In fact knowing what little I know about the hardscrabble backgrounds of the Fab Four as kids this was an interesting film to watch if for no other reason than to see from where they sprung. Waterfront was in fact shot on location in Liverpool, in areas I suspect that had been restored somewhat to something approximating what they looked like before the Blitz.
I also suspect that the Lennon, Starkey, Harrison, and especially the McCartney families lived in such an area as the McCabes did. The action takes place between the World Wars and starts in 1919 when Robert Newton just decides one day to not come back from a sea voyage, deserting wife Kathleen Harrison and the two daughters and a babe on the way that neither of them know about.
Newton's character Peter McCabe would have been at home in a Eugene O'Neill play. In fact I suspect if O'Neill were British he might very well have made Liverpool his place of literary inspiration. Newton stays away for 15 years and then returns and doesn't even try to contact his family. For the rest all we'll say is it turns out very badly for him indeed.
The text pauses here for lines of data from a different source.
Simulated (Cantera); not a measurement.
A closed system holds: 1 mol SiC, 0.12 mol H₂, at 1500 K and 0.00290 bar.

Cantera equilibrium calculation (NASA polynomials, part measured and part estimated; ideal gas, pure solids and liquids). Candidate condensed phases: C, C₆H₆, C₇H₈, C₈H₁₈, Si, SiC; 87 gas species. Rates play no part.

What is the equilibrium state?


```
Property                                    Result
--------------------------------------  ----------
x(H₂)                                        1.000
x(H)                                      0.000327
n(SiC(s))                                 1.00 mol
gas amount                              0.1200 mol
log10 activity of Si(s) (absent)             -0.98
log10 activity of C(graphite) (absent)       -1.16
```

The daughters are played by Avis Scott and Susan Shaw and its Scott's character who narrates the story and in whose eyes we view the proceedings. Both get involved with different men, Scott with young Richard Burton who was billed sixth in the cast and Shaw with the smooth and caddish Kenneth Griffith. The son that Newton never knew he had is played by young Robin Netscher who is a brilliant student even if he does have to fight a lot over slurs about his father.
Newton turns in a restrained and believable performance of a man with wanderlust and a lack of responsibility. Some similarities in his character with Yancy Cravat from both versions of Cimarron. For those who expect the eye rolling overacting that Newton is known for, you'll be disappointed. Harrison also is good as the working class mother trying to do right by her kids.
This review is dedicated to the Fab Four of Liverpool who put the city on the map worldwide in so many cultures and languages. I suspect that if Ringo Starr and Paul McCartney ever catch this film, they'll rate it as an accurate portrayal of the old home town.